Secret Chef Is Like Love Is Blind For Cooking Shows

It's been a while since we've seen much innovation in the cooking competition reality show market, but a new show for Hulu called "Secret Chef" is a bold attempt to shake up the genre. In a landscape where shows are mostly defined by where their hosting style lies on the spectrum between happy Mary Berry to angry Gordon Ramsay, "Secret Chef" has no host and no judges. The contestants are assigned tasks by an animated, talking chef's hat, and go to their own individual kitchen pods to do all of the cooking, tasting, and judging, solo. By sequestering the competitors — who are drawn from a mix of professional chefs, social media foodies, and home cooks — they are kept impartial, and therefore able to judge the efforts of their fellow contestants.

Seeing individuals going through challenging moments in isolation has been earning glowing comparisons to Netflix's smash-hit dating show "Love is Blind." In the latter series, strangers try to forge romantic bonds with each other and even propose marriage. But in a similar twist, these chapters of a potential love storie play out without the partners meeting each other first. "Secret Chef" contestant Stephenie Simmons told The Seattle Times that the show seems like a cross between "Love is Blind" and "Top Chef," but in the end, is so much more. "You'll see from the first episode that what happens is not really what you expect. It was a game game."

So it's a cooking show with a new gimmick — why should I care?

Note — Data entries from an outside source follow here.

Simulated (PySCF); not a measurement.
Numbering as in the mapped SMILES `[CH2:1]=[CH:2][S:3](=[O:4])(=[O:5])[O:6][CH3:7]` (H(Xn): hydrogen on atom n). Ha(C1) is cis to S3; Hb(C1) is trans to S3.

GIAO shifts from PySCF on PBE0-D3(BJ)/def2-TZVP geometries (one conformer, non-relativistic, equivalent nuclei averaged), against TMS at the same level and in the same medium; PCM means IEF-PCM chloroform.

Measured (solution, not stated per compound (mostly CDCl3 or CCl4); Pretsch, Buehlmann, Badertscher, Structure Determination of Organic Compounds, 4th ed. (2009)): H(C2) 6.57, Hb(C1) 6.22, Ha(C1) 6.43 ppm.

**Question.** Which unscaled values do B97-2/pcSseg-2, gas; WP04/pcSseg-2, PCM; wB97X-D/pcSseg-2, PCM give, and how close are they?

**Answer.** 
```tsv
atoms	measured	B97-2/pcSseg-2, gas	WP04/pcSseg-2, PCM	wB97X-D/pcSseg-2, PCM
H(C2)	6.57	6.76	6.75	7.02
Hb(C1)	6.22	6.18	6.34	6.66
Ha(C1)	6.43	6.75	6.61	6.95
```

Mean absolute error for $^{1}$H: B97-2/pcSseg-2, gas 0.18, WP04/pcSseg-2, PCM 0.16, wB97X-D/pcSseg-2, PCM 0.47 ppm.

Two words. David. Chang. The impresario behind the Momofuku empire, Netflix's "Ugly Delicious," and the guy most people blame/thank for rehabilitating the Brussels Sprout, is an Executive Producer on "Secret Chef." The consistently kitsch, yet tense feel and aesthetic of the show speaks to the work of a large team of creatives over at Vox Media, but there are some names in every industry that cause people to take notice, and Chang's is that for food.

Whether it's innovating instant ramen into gnocchi, serving fried chicken at his Michelin-starred restaurants (sometimes cold, sometimes with caviar), or being a longtime advocate for MSG and microwave-friendly cooking at home, Chang doesn't care for culinary orthodoxy. But each seemingly maverick move has paid off because it is done thoughtfully and with purpose.

The same instinct can be seen in "Secret Chef." Episodes still challenge the contestants in new and entertaining ways. But the central intrigue of secrecy, the 'labyrinth' setting, and the inevitability of the contestants beginning to speculate about matching identities to cooking styles is what makes it stand out. We're all used to sitting on the sofa saying how badly the chefs or bakers are doing at this week's recipe, and "Secret Chef" has plenty of that. But what we really watch reality TV for is the stories, and "Secret Chef" opens up whole new worlds of potential cooking strategies and deceptions. It could be a game-changer.